Someone asked me recently about Legendre transforms and I realized there is something I didn't understand.
The basic idea of a Legendre transform is to treat a function instead of a mapping from its original ensemble as a mapping from the ensemble of its derivatives.
To do so the function is to be convex (or concave) on the original domain. Why? There is an easy formal demonstration but intuitively it is because if the function is convex (concave) its derivative is strictly increasing (decreasing) hence the (Legendre) transformed function will never give two different mappings for the same value of the derivative. i.e. $f(x) \neq f(y) \,\,\text{for } x = y$ (not a function).
Anyways, Legendre transforms are often used in thermodynamics and mechanics. For example instead of describing the energy as a function of the entropy, for obvious experimentalist reasons one would rather describe it as a function of the temperature. This can be attempted because the temperature is the derivative of the energy wrt. entropy
$$ T = \frac{\partial U}{\partial S}. $$
Now according to what is said above how can one be sure that the energy is a convex (concave) function of the entropy (or the volume)?

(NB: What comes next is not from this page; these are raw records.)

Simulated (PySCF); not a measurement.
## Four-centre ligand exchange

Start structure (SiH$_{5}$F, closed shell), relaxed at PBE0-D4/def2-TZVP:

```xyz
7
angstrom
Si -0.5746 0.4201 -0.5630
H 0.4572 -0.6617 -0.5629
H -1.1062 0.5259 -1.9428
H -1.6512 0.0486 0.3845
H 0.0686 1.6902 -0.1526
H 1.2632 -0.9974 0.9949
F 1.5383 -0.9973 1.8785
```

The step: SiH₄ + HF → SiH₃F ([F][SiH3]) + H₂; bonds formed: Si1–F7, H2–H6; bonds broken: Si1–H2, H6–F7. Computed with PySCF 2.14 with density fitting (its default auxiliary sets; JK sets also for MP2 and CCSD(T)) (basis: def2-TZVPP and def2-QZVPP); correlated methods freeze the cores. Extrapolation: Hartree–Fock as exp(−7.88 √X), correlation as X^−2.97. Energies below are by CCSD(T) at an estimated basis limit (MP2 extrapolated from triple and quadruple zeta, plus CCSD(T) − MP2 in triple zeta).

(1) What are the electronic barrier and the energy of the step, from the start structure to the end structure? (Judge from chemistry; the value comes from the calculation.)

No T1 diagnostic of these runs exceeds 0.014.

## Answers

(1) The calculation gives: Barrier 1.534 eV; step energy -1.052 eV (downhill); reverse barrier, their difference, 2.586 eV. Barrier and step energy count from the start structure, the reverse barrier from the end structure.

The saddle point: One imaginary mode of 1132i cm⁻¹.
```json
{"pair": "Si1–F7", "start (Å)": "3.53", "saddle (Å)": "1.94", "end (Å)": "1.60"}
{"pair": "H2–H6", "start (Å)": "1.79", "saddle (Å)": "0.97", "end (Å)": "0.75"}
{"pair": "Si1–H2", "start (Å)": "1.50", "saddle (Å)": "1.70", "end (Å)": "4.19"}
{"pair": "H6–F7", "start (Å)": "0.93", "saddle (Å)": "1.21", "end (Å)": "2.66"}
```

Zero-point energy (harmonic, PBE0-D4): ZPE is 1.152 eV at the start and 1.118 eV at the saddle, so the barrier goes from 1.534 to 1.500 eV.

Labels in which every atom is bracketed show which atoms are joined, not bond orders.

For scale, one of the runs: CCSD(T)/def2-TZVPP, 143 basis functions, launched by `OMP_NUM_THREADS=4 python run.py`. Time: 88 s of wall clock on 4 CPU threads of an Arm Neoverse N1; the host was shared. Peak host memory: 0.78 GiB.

I had an idea when talking of Hamiltonian mechanics. As most systems behave close to their equilibrium point the energy can be Taylored expended to the second-order
$$ E(x) = E (x_0) + \underbrace{\nabla E\left(x_0\right)}_{=0} \cdot \left(x - x_0\right) + \frac{1}{2} \left(x - x_0\right)^\top H_f (x_0) \left(x - x_0\right)$$
where $x := (\textbf{x}, \textbf{v})$.
Because the gradient cancels at equilibrium. This function being convex (or concave) if the Hessian is positive (negative) definite.
Can someone generalize the idea behind the fact that in physics one is dealing with convex (concave) functions? One can enter in statistical physics if needed, it's fine for me.